Tamsir Jallow Reports to Work At Gambian Embassy in Washington, DC

Ambassador Jallow with United Nations Sect. Gen. Ban Ki-Moon
Now that erstwhile Tourism Secretary Susan Waffa Ogoo has been appointed as Gambia’s Permanent Representative to the United Nations in New York, the new Gambian Ambassador to The United States, Tamsir Jallow has also finally reported to work.
Ambassador Jallow officially reported this Tuesday morning April 22, 2008 to the ill-fated Gambian Embassy nestled at 1155 15th Street, NW, Suite 1000, Washington DC, after much waiting and speculation as to the old-school teacher’s fate.
Prior to his recent appointment, Ambassador Jallow was The Gambian Ambassador to the United Nations, a position he held briefly before he was relegated to Assistant Ambassador and then back to Ambassador.

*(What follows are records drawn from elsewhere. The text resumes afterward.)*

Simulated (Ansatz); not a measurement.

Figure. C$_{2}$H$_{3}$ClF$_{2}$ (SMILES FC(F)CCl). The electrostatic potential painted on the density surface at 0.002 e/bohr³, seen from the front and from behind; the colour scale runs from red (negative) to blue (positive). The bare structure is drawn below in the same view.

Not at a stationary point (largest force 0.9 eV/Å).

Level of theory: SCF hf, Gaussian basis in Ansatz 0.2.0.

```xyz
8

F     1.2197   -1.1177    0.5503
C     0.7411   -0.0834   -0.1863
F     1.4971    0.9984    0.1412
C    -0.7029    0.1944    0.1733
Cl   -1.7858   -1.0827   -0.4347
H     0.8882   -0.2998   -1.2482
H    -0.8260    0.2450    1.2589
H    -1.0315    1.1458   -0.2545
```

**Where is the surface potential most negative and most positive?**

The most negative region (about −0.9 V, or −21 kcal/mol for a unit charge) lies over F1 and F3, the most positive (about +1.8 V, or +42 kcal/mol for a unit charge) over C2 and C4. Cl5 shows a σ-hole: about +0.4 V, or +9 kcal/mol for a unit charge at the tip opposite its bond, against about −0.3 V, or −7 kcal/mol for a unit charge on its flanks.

Mr. Jallow is among the first cadre of rising West African activists who studied under the tutelage of Ghana’s Kwame Nkrumah and holds a Masters degree in Education from Great Britain with years of high school teaching experience. Jallow, is highly charismatic and a phenomenal orator who once served as President of The Gambia Teachers’ Union; a position he held until shortly after the July 22, 1994 military coup that toppled the PPP regime. Shortly thereafter, the junta appointed Jallow Chairman of the now disbanded July 22nd. Movement. Although there is no evidence linking Jallow with that movement’s trail of havoc and destruction, that a man of his calibre and repute would have headed such a notorious organization raised eyebrows among many Gambians. Among other things, the predacious July 22nd Movement is blamed for various nocturnal acts of savagery, banditry and gross human rights abuses of political opponents, real and imagined.
Following the 1996 elections, Jallow was appointed Majority Leader of the APRC Party in The Gambia National Assembly. He was subsequently appointed Deputy High Commissioner to the Gambian Embassy in The United Kingdom and later rose to the position of High Commissioner.
Ambassador Tamsir Jallow is also the first known Gambian Ambassador to have presented letters of credence to the state of Israel.
As the new Ambassador to Washington, Jallow will undertake to bring sanity to an Embassy, which many have described as highly dysfunctional, highly inert and grossly corrupt. To some, the Gambian Embassy has become an extension of the all too powerful and most notorious National Intelligence Agency where diplomats are busy reporting Gambians instead of helping them and those who chose the high road are sacked within the strike of a pen.
At the time of going to press, this paper had received countless numbers of complaints that ever since the departure of Ambassador Dodou Bammy Jagne, the Gambian Embassy has taken a catastrophic nose dive as Gambian Passports cannot even be renewed. One Gambian we talked to told us that when she called to enquire about the delay in renewing her passport, the Acting Ambassador, Abdourahman Cole told her that passports would not be renewed without forwarding any reason as to why.
With his new position, Ambassador Jallow has big shoes to fill. He takes over an Embassy which many Gambians have given up contacting for assistance, an Embassy where telephones are hardly ever answered and where Gambian in the United States are put on hold for twenty minutes waiting for staff to help them. The Gambia Echo welcomes the new Ambassador and wishes him good luck with his appointment. Hopefully, when we call this time, at least someone will have the courtesy to talk to us.